I'm not sure how to get rid of him...

iVillage Member
Registered: 03-27-2003
I'm not sure how to get rid of him...
4
Mon, 08-29-2005 - 7:38pm

STBX genuinely freaked out when I pressured him to move out. He doesn't want to move out, but it is not practical for him to stay and have me move out, either. Our immediate neighbors are MY friends (even though he likes to think otherwise) and I will have primary custody due to his awful work schedule. So I backed off on pressuring him, after all, the kids start school and I start a new job next week, it was not a good time for all this to come to a head anyway.

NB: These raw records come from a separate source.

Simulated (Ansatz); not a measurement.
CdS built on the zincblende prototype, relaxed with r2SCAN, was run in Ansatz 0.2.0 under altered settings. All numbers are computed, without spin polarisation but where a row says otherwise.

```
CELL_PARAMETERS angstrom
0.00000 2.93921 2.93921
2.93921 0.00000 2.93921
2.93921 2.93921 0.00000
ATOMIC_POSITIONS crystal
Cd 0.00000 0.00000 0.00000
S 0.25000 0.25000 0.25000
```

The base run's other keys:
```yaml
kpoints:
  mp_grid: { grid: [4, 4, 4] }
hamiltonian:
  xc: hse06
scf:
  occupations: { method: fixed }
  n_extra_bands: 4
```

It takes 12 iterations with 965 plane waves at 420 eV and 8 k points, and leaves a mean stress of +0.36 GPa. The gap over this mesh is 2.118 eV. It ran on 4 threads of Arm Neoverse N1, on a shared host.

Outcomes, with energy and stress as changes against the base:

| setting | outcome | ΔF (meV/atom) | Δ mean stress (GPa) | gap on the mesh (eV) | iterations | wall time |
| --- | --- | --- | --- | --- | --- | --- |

Now we are on indefinite hold...he keeps giving me little tests to see how much I care (such as: keeping score as to how often I kiss him goodbye in the AM, which is never again, and giving me little assignments to do while he as at work, even if I have a mile long list of my own.)

I think he somehow is maintaining the fantasy that we will 'work this out' (which, of course is all up to me to make changes and I simply told him last week I would NOT make any more efforts to change for him). How often do i have to explain this to him?

Should I just start making plans to move out? I don't really like the house, I just feel it would be best for the kids if I stay. And I am feeling anxious to get on with my life! Can't really date when your STBX still lives at home.

Susie

iVillage Member
Registered: 09-17-2004
Mon, 08-29-2005 - 8:06pm
Have you seen an attorney???
Sanguine
iVillage Member
Registered: 10-28-2004
Tue, 08-30-2005 - 10:21am

Please don't forget that your children will be affected by the divorce and go through lots of emotions. Concentrate on your children first - being concerned about dating should be the last thing on your mind...... I hope I am misunderstanding the last paragraph, you would leave the house without your children?




Edited 8/30/2005 10:34 am ET ET by ivbeenaroundthebl
iVillage Member
Registered: 03-27-2003
Wed, 08-31-2005 - 10:17am

Ouch! Of course i have considered the children! And yes, I would take them with me. I can't very well leave them at home with a dad who works 80 hours a week. But if he won't give up the house, or take care of it, why would I want to stay? Because of a house??? Or the money involved? (I can't afford it anyway)

Their emotional development is a big motivating factor...I can't have them growing up thinking that emotional abuse is appropriate. I'm leaving him for them just as much as for me. At least with a custody agreement they will get to see him once in a while.

As for thinking about dating...I have been emotionally separated from this jerk for a good 7 years. Physically we have had sex no more than 10 times in the past 5 years. I'm sick and tired of being alone. What is wrong with that? IMHO its a huge sign that things are ready to change. If I didn't feel that way, I wouldn't be getting divorced in the first place.

Yep, I did talk to a lawyer, but that was when I thought he was cheating. STBX has agreed to go to a counselor, but I really doubt he'll show up. I'll be going anyway.

Susie

iVillage Member
Registered: 03-19-2003
Wed, 08-31-2005 - 3:15pm

I, too, was ready to divorce..... long, long before I ever made a move to do it!.... and therefore, I was ready to date much sooner.